Full information about the page cache only shows up by looking at /proc/meminfo. Here is a
sample from a system with 4GB of RAM:

MemTotal:      3950112 kB
MemFree: 622560 kB
Buffers: 78048 kB
Cached: 2901484 kB
SwapCached: 0 kB
Active: 3108012 kB
Inactive: 55296 kB
HighTotal: 0 kB
HighFree: 0 kB
LowTotal: 3950112 kB
LowFree: 622560 kB
SwapTotal: 4198272 kB
SwapFree: 4198244 kB
Dirty: 416 kB
Writeback: 0 kB
Mapped: 999852 kB
Slab: 57104 kB
Committed_AS: 3340368 kB
PageTables: 6672 kB
VmallocTotal: 536870911 kB
VmallocUsed: 35300 kB
VmallocChunk: 536835611 kB
HugePages_Total: 0
HugePages_Free: 0
Hugepagesize: 2048 kB


The size of the page cache itself is the "Cached" figure here, in this example it's 2.9GB. As pages are written, the size of the "Dirty" section will increase. Once writes to disk have begun, you'll see the "Writeback" figure go up until the write is finished. It can be very hard to actually catch the Writeback value going high, as its value is very transient and only increases during the brief period when I/O is queued but not yet written.

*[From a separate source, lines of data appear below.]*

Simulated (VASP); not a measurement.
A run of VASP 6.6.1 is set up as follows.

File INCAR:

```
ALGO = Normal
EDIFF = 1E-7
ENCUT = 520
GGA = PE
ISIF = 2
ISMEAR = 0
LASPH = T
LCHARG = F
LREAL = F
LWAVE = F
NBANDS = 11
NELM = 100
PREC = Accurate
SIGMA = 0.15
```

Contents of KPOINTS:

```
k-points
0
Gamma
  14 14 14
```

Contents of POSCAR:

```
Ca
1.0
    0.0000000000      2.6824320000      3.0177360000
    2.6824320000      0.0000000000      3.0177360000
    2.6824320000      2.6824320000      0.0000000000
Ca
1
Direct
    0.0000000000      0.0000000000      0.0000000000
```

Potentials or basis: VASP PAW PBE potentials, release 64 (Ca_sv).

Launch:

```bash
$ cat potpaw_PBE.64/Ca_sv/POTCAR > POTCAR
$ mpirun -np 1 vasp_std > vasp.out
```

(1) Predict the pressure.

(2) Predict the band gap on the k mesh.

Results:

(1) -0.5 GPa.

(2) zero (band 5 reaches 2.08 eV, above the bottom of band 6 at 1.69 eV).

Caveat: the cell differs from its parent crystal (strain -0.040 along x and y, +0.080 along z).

Linux usually writes data out of the page cache using a process called pdflush. At any moment, between 2 and 8 pdflush threads are running on the system. You can monitor how many are active by looking at /proc/sys/vm/nr_pdflush_threads. Whenever all existing pdflush threads are busy for at least one second, an additional pdflush daemon is spawned. The new ones try to write back data to device queues that are not congested, aiming to have each device that's active get its own thread flushing data to that device. Each time a second has passed without any pdflush activity, one of the threads is removed. There are tunables for adjusting the minimum and maximum number of pdflush processes, but it's very rare they need to be adjusted.

pdflush tunables

Exactly what each pdflush thread does is controlled by a series of parameters in
/proc/sys/vm:

/proc/sys/vm/dirty_writeback_centisecs (default 500): In hundredths of a second, this is
how often pdflush wakes up to write data to disk. The default wakes up the two (or more) active threads every five seconds.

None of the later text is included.